Participants were 1023 middle school students (52% female) who completed online surveys at baseline and five follow-ups over a 3-year period, assessing lifetime sip and full drink of alcohol and RALD. Hierarchical linear models were used to estimate change over time in total RALD and RALD subscales (upbringing, performance/control). Between-person (gender and drinking status) correlates of average RALD and change in RALD over time were considered.
Results
RALD total and subscale scores significantly decreased over time (ages 10.5-16.5). Drinking experience in both milestones (sip, full drink) was found to be a significant moderator of change in RALD over time; decline was fastest among adolescents reporting lifetime experience with drinking. Boys reported lower RALD, though the pace of change in RALD across time did not differ by gender.
Conclusions
This was the first study to report prospective changes in the cognitive domain of RALD among young adolescents. That change over time in RALD is moderated by drinking experience is a marker of risk among those with earlier drinking experience. Findings highlight the importance of considering sipping, not just consumption of full drink, as a pivotal developmental milestone. Prevention efforts that target RALD are implicated and parent-based intervention strategies may be beneficial.

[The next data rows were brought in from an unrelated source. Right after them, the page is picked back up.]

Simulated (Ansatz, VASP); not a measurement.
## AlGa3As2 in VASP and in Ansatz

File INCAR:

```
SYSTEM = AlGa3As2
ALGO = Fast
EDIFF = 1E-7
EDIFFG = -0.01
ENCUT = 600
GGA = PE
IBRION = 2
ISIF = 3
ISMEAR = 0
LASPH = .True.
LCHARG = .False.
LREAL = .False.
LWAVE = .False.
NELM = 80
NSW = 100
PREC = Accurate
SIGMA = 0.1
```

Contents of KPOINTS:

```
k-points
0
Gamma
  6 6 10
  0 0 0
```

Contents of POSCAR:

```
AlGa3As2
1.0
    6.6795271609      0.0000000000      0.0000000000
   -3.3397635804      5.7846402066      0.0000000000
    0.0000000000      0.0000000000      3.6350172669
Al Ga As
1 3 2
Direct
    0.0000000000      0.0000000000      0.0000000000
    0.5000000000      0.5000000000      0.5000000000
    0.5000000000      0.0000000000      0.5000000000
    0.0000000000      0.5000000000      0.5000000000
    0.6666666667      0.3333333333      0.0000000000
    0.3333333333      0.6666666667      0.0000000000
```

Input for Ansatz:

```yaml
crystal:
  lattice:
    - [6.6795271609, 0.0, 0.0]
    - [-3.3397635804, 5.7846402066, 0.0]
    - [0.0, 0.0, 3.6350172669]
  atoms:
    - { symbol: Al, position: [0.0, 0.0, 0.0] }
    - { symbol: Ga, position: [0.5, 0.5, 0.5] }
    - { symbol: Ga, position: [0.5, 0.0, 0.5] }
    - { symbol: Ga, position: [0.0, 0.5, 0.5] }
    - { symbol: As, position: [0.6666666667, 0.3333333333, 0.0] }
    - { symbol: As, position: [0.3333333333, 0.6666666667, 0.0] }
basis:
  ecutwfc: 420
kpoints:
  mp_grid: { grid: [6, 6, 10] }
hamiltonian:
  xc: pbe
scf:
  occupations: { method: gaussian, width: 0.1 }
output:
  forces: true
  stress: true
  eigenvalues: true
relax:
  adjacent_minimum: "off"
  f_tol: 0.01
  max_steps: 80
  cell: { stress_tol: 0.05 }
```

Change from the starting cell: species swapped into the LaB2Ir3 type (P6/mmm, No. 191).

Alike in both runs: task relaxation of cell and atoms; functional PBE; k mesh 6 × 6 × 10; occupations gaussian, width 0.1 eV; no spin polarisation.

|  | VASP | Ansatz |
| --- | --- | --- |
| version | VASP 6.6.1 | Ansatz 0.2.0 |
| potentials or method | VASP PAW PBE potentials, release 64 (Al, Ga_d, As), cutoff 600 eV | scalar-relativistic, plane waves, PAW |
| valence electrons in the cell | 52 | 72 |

Keywords: adolescence, reasons for abstaining/limiting drinking, drinking milestones, gender
Introduction
Adolescence (Brown et al., 2008; Windle, et al., 2008) is an important developmental period in which to study drinking, as alcohol use can presage future heavy drinking, alcohol use disorders, and other problem behavior (Blomeyer et al., 2011; Brook et al., 2010; 9Heron et al., 2012; Hingson, et al., 2006; Mason & Spoth, 2012). Sixteen to 20% of youth report that they first consumed alcohol prior to age 13 (Eaton et al., 2012; Substance Abuse and Mental Health Services Administration, 2012). Drinking prevalence is high even among very young adolescents, with 10%, 16%, and 29% of fourth, fifth, and sixth graders, respectively, reporting having tried more than a sip of alcohol (Donovan et al., 2004). Between eighth and twelfth grade, lifetime prevalence of alcohol use increases from 33% to 70%, and the percent of adolescents who report being drunk increases from 15% to 51% (Johnston, et al., 2012). Understanding such increases in risk behavior remains an important task.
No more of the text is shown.